Then Derek tried to strangle her.
      It only looks easy on television and in the movies. She shouldn't have been able to fight him, wrapped the way she was, but, by God, she did. After a while, he had to give up.
      Now I tell myself that I was being merciful. I could see how much this was torturing her, and I couldn't stand it, so I picked up a large stone and struck her in the head. She stopped moving.
      Derek said, All right, now we all do it.
      Each of them took the stone and hit her once, though we had to force Peter and Michele to do it.
[M.J.E.: Some very obvious parallels there.]
Then we left her there and drove back to the lake. She wasn't found until October or identified until a month after that.
      We're all responsible, Derek said, back at the lake. We all hit her, so we don't know whose blow killed her. That means no one ever tells about this, or we'll all fry for it.
      But that's not true. I know who killed her. It was me, that first time. I destroyed an innocent young woman and my own child with one swing of that Goddamned rock.
[M.J.E.: It is not plain from the context what the reference to "my own child" means: clearly Angie was not literally the 14-year-old Kevin's child.]

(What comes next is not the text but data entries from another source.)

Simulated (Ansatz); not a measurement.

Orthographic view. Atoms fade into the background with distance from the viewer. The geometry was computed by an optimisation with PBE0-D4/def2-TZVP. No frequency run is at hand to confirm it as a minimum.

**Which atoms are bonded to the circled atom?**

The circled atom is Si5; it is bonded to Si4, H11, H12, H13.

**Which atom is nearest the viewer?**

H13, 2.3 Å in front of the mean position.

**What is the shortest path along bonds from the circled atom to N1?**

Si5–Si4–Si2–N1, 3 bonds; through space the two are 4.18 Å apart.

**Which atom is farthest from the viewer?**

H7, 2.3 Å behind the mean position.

      This story creates a sensation amongst all the listeners - captors and captives alike. Pamela, Kevin's wife, is very upset, and can't believe her husband could have done such things; but one of the captors, a psychic, pronounces "every word" to be true.

[Continuation of the narrative, now in the novel's present, soon after the finish of the story.]
"He was lying. He couldn't do that!" [Pamela cried.]
      Jereboam [the psychic captor] grinned crookedly.
      "What are you worried about, lady?" Carl [another captor] asked. "They got away with it, didn't they? Just like in the books."
      "Got away with it?" Kevin repeated in whistling disbelief. "I didn't 'get away' with anything, you incredible idiot! We weren't caught by the police, but we didn't get away with anything. It's not like in the books. I haven't had one complete night's sleep in fifteen years without resorting to drugs or booze. She haunts me all of the time, and I don't even believe in the afterlife! Jesus, before I met Pamela my greatest wish in life was that I could be dead instead of Angie!"
      Recriminations continue further, and Kevin reveals that almost half of that group of kids are now dead, mostly from violence or suicide, and the rest are "falling apart", because "you don't just go on living after doing something like that to another human being".

      The story moves on to other things, and no further reference is made to this for more than another 100 pages. Near the climax of the novel, Kevin tells his story again to the assembled cult members in the vast and labyrinthine cellars of York House, in an atmosphere that is getting quite apocalyptic (I won't give anything away about that, though, in case it spoils the novel for future readers of it). This telling of grisly but true stories seems to be quite an integral part of what these weirdos are all about: how a person reacts to these stories seems to be part of a test as to how truly that person is one of the faithful.
      However, this repeating of the story (only summarized in a paragraph now) adds nothing to what we already know from the previous, very detailed telling of it.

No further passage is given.